Encrypted QNAP TS-228 in OpenVPN network #solved

We bought QNAP TS-228 as simple storage for @netpromotion some time ago (we also bought Synology DS216se as backup, but it’s even worse choice than TS-228). The role of the NAS is storage for employees, so the TS-228 looks as great solution for it (in theory). Now we know that we should have bought a HP ProLiant MicroServer instead. So if you are planning to make storage for your company, please use standard server instead of NAS.

Key features for us was:

  • secure access via VPN
  • volume encryption
  • cross-platform file sharing
  • outgoing rsync backup
  • 100+ MB/s reading and 80+ MB/s writing speed

The problem

The main problem of the QNAP TS-228 is implementation of encryption and custom services (like VPN). It supports only one volume per drive/RAID pool and stores all custom services on data volume. The result is that you can have encrypted drive or you can use custom services, but no both at the same time.

If you enable encryption, all custom services will be stored on the encrypted volume and will be stopped until the drive will be unlocked. The FAQ knows this problem and has solution: “Save the encryption key in the NAS.” This is fine, but it has the same effect as if you don’t use encryption (which also solves the problem). So we need another solution.

Encrypted NAS as VPN server

You must:

  1. unlock the drive to start VPN
  2. access QTS over VPN to unlock the drive
  3. start VPN to access QTS
  4. know that it’s impossible

There is no effective way how to use encrypted QNAP TS-228 as VPN server.
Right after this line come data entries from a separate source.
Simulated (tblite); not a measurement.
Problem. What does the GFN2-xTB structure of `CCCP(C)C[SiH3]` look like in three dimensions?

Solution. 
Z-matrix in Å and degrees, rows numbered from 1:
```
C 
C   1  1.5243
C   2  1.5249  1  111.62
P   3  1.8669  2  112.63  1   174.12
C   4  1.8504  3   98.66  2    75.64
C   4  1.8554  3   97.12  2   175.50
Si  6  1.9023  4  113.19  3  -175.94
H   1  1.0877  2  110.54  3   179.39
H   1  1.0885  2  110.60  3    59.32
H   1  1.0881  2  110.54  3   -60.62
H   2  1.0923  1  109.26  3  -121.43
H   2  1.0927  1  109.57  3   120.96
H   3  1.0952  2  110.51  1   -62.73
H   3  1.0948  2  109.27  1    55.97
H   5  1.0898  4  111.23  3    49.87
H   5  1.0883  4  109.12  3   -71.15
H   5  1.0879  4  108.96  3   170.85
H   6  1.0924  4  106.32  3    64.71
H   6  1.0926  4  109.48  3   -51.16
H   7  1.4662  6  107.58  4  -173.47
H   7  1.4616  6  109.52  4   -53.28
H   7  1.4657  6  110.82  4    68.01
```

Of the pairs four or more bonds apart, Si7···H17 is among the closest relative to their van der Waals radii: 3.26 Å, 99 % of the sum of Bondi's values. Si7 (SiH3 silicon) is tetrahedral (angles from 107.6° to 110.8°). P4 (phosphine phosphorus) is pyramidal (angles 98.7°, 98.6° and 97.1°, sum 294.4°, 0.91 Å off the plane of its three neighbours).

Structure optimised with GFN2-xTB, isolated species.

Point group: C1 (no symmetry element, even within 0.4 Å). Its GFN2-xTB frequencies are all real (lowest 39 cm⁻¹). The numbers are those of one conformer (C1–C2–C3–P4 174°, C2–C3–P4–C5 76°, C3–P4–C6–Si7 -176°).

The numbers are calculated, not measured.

Encrypted NAS as VPN client

This way has same problems as previous, but you have another machine as VPN server. The most important for our solution is that SSH and Cron are system services accessible after boot. So you can solve the infinite loop via tunnel to VPN server.

Our final solution

We use Cron to start SSH tunnel over which we can unlock the volume. The NAS than starts VPN service and connects to VPN network as client.

[~] # crontab -l
* * * * * ps -al | grep -v grep | grep "ssh -N -R 10.110.112.1:4433:127.0.0.1:443 {user}@{server} -p {port}" || ssh -N -R 10.110.112.1:4433:127.0.0.1:443 {user}@{server} -p {port}

Where:

  • 10.110.112.1 is IP of VPN server in VPN network (don’t use public IP, you don’t want to have accessible QTS over the Internet)
  • 4433 is our custom port for it higher than 1024 (it’s standard 443 + repeated last number)
  • {user} is “nobody like” user on VPN server which has no rights - just nobody with login via SSH key
  • {server} is domain name (or public IP) of VPN server
  • {port} is the SSH port of VPN server

As you can see, it tries to find the SSH tunnel in active processes every minute. If the tunnel was not found, the Cron will start it. This covers system boot and tunnel crash in one nice command.